By Otto Doll
As Chief Information Officer of Minneapolis, I used to get asked a lot about what will be the next big killer app. Today, I’m asked what’s the next big killer outcome.
The processes that drive Minneapolis are very focused on data. Each week, city leaders and council members sit down together to review and make decisions, but increasingly we’re doing more than looking at data about the past, today we’re on a path to see our city in two, three and even four dimensions. The goal is to turn data into better decisions and better outcomes for our citizens.
To do this, analytics is key. By looking at patterns, event correlation, hot spotting and anomaly detection, we’re now using technology to tell meaningful stories through data—where the participants help generate the content.
A lot of times decision makers and city workers want information to make it easier to do their jobs. They need to see patterns and cause and effect. We’ve worked with IBM to create a common set of reusable analytics that are changing how the city operates. These analytics don’t serve a single purpose, but can be used across the many different data sets within the city to answer questions about situations from the police department to city hall. For example, the same analytics used to look for hot spots of criminal activity can be reused to spot flu outbreaks or concentrations of vacant properties that may indicate economic development challenges in a neighborhood.
We’re using analytics in other ways. For example, for a local organization wanting a permit for a special event, we can look at all activities across the city on a given day and advise that the first Saturday of the month is the best time to host that 5K they’ve been planning. For major emergencies that stress all our resources, we can analyze where office-duty police are geographically located and determine who can respond first if we need them. For crime-fighting, we’re not just looking for hot spots of crime, but we’re drilling down into the data to look for the root causes. On top of that, we’re overlaying a view of how police resources have been applied so we can evaluate if our approach is working.
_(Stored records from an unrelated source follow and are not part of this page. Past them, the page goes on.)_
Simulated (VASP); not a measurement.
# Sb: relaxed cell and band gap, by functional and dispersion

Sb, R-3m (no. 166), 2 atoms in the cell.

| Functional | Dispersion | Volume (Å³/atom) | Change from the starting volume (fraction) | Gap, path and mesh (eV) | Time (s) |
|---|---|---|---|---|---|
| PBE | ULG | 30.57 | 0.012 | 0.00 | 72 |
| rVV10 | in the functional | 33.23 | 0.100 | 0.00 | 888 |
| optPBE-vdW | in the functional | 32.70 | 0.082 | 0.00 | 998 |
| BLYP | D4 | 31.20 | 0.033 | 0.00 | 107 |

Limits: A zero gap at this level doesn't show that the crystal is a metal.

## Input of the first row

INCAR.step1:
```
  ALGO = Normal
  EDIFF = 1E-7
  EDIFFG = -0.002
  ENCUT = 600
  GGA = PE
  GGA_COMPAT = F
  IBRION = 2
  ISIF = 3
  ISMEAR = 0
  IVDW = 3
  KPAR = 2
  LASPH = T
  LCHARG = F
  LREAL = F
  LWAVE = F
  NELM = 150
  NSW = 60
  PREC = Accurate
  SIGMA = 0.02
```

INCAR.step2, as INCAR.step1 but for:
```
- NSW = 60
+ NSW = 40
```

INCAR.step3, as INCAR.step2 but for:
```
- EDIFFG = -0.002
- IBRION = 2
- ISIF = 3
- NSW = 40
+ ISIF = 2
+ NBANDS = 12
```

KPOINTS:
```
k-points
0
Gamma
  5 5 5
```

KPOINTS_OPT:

Tracking more than 1,250 metrics across the city, we’re helping better understand how our city is performing against our goals. We’re also evaluating our practices more carefully. In evaluating our snow emergency parking restrictions, we’re correlating census data, parcel structures, digital divide data, etc. to where we are issuing parking violations, in order to understand why people are not moving their vehicles in time.
By using analytics that can run “what-if” scenarios, we’re taking a lot of the guess work out of running a city. We’re also putting the power of analytics into the hands of more city employees. Our hope is to maybe even one day put this power into the hands of our citizens.
For Minneapolis, using Big Data and applying analytics is all about improving the quality of city services, making city operations run more efficiently, and most importantly addressing the needs of our citizens.